Aglow with neon signs that bring a fun k-pop vibe to the establishment, Akiba is a Japanese/Korean fusion whose food and vibe is as bright as its neon lights.
Waitstaff busily zip around between the communal tables, laden with platters of bao, towers of fried chicken or bowls of dumplings designed to share in an easy-going street food style.
AKIBA’s extensive menu is full of items designed to share, and has multiple options for a multitude of dietary requirements. Launch straight in with something fresh, light and packed with Asian flavour and get some sashimi from the raw bar.
Highly recommended by all the staff, the Hapuka shows sashimi at its best. Silky and velvety pieces of refreshingly cool slices of fish are arranged neatly along a platter, each topped with a dollop of wasabi miso for a salty and sweet bite, a vibrant orange nest of crunchy grated carrot and a sprinkling of tempura flakes which bring a crumbly texture to every mouthful. A housemade shoyu dressing provides a salty zing while helping to cure and lift the fresh fish flavour.
Not to miss are the bao buns. If making a decision between the pork, crab or beef bao seems like the hardest decision of your life, the answer is simple. Get one of each.
Whether it be decadent and tender pork belly with creamy, crunchy wombok slaw and salty char sui sauce; or crispy tempura crab with quick pickled lettuce and creamy ponzu; or melt in your mouth pulled beef with kimchi, kewpie mayo and crunchy roasted nuts, no decision is the wrong one. Each encased in a fluffy and light pillow of homemade bao bun made fresh everyday. Finger-lickingly moorish.
A dish so popular it seems to have iterations in almost every national cuisine, Akiba’s Japanese Fried Chicken is an unforgettable version. Served as a toppling tower of golden fried chicken morsels each piece has a crispy texture on the outside yet succulent and juicy on the inside, and having been marinated overnight in a traditional Japanese method, they are full of flavour too.
The batter has been liberally spiked with spices like paprika, giving the dish its own unique attitude and punch. Served with silky-soft lemon-braised onions to cut through the richness, and a dusting of salty parmesan, the dish is well-rounded.
The deep brown, caramelised colour of the Beef Short Ribs speaks to the richness of the dish. The beef rib has taken hours to prepare, after sealing off flavours in a special flamer and braising for a long time at a low temperature in a flavourful master-stock. The result is
The result is meltingly tender rib that has created a rich, gelatinous sauce, the perfect fold for a tamarind sauce to cut through the unctuous qualities of the beef. An arrangement of fresh Asian herbs on top gives the meal a punch of colour and deepens the flavour.

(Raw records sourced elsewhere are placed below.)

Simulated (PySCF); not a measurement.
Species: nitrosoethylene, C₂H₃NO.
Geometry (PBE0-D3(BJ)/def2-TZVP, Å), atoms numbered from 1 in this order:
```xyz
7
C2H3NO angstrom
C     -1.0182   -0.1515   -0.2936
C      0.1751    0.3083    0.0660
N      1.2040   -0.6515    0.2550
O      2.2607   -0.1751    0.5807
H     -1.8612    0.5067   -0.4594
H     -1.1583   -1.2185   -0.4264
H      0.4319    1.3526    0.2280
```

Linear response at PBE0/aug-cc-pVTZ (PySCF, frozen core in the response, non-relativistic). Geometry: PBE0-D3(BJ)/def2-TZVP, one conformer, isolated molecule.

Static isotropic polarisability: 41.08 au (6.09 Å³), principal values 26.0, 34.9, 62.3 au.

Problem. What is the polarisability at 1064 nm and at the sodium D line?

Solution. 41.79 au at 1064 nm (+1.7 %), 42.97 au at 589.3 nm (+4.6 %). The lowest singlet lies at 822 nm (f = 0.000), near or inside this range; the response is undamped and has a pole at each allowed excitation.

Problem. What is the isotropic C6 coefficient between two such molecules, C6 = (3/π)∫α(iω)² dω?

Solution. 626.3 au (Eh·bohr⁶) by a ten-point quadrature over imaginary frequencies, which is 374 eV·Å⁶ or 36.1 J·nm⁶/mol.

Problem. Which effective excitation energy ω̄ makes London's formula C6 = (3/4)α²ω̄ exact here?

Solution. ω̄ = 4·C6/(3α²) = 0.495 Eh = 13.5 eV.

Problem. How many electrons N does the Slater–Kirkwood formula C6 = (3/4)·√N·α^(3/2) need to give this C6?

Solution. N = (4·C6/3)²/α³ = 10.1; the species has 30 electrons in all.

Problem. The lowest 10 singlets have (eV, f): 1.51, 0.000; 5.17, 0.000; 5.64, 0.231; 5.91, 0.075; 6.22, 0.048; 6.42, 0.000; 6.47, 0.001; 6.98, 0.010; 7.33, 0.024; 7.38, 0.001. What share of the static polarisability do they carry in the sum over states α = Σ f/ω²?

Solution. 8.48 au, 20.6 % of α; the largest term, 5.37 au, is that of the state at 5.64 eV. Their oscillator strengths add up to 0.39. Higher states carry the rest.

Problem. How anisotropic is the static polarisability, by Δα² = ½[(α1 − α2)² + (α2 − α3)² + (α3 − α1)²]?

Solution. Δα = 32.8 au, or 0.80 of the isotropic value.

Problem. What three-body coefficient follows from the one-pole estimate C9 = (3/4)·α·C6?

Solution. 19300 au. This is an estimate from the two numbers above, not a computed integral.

If you make it to dessert the Chocolate and Mandarin Jaffa Bar rounds off the meal nicely with a winning union of refreshing citrus and decadent chocolate. Served as a layered slab of flavours and textures, it has a thick chocolate sponge as the base of a creamy mandarin mousse layer, topped by a silky chocolate glaze.
The cake is also accompanied by a thick crème pâtissière laced with mandarin, as well as crushed roasted peanuts that deliver a deep roasted flavour and crunchy texture, and finally dollops of mandarin gel, whose sharpness cuts through the creaminess and richness of the cake.
Don’t expect fancy dinner. Expect fingers covered in fried chicken crumbs and faces smeared in kewpie mayo under the glow of neon lights and amongst eager chopsticks.